Critical wounds run deep, however. In response to a lot of online discourse that noted his prior observations on Keynes's sexual orientation, Ferguson penned an open letter in the Harvard Crimson. Some highlights:
I was duly attacked for my remarks and offered an immediate and unqualified apology. But this did not suffice for some critics, who insisted that I was guilty not just of stupidity but also of homophobia. I have no doubt that at least some students were influenced by these allegations. Nobody would want to study with a bigot. I therefore owe it to students—former and prospective—to make it unambiguously clear that I am no such thing.
To be accused of prejudice is one of the occupational hazards of public life nowadays.…
Not for one moment did I mean to suggest that Keynesian economics as a body of thought was simply a function of Keynes’ sexuality. But nor can it be true—as some of my critics apparently believe—that his sexuality is totally irrelevant to our historical understanding of the man. My very first book dealt with the German hyperinflation of 1923, a historical calamity in which Keynes played a minor but important role. In that particular context, Keynes’ sexual orientation did have historical significance. The strong attraction he felt for the German banker Carl Melchior undoubtedly played a part in shaping Keynes’ views on the Treaty of Versailles and its aftermath.…
What the self-appointed speech police of the blogosphere forget is that to err occasionally is an integral part of the learning process. And one of the things I learnt from my stupidity last week is that those who seek to demonize error, rather than forgive it, are among the most insidious enemies of academic freedom.

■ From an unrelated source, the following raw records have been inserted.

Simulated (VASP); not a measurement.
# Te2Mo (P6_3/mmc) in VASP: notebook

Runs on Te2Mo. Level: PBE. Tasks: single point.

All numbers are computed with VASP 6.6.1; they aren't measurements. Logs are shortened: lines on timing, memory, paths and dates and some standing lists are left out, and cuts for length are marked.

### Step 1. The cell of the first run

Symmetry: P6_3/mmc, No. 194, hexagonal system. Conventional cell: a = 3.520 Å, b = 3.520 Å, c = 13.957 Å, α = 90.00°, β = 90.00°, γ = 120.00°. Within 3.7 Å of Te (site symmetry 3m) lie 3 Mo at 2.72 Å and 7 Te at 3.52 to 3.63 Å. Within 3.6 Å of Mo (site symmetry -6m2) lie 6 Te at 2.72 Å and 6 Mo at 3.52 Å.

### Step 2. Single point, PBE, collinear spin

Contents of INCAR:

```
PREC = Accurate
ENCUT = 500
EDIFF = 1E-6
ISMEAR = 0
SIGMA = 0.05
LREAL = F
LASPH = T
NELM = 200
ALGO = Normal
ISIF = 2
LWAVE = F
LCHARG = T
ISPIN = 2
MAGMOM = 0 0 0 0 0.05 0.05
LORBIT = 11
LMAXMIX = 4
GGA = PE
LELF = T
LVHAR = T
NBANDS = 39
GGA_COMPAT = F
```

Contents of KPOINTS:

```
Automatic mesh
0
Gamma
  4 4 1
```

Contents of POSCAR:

Now there are two things going on here. First, to what extent does a person's biography affect his or her role in history? And second, just who are these "self-appointed speech police of the blogosphere"?
Ferguson is correct on the first point in general, though I'm not so sure about this particular instance. I'm in the middle of Jeremy Adelman's magisterial biography Worldly Philosopher: The Odyssey of Albert O. Hirschman, for example. One would be hard-pressed to suggest that Hirschman wrote what he wrote about without paying some attention to his life story. So it is entirely appropriate for a historian to talk about Keynes's personal background in trying to suss out why he argued what he argued.
The thing is, Ferguson keeps eliding important details when he talks about the effect of Keynes's sexual preferences on his policy pronouncements. Take the claim that Keynes's attraction to Melchior affected his views on Versailles. Eric Rauchway points out some additional facts not in evidence:
Keynes made early calculations for what Germany should pay in reparations in October, 1918. In “Notes on an Indemnity,” he presented two sets of figures – one “without crushing Germany” and one “with crushing Germany”. He objected to crushing Germany because seeking to extract too much from the enemy would “defeat its object by leading to a condition in which the allies would have to give [Germany] a loan to save her from starvation and general anarchy.” As he put in a revised version of the same memorandum, “If Germany is to be ‘milked’, she must not first of all be ruined.”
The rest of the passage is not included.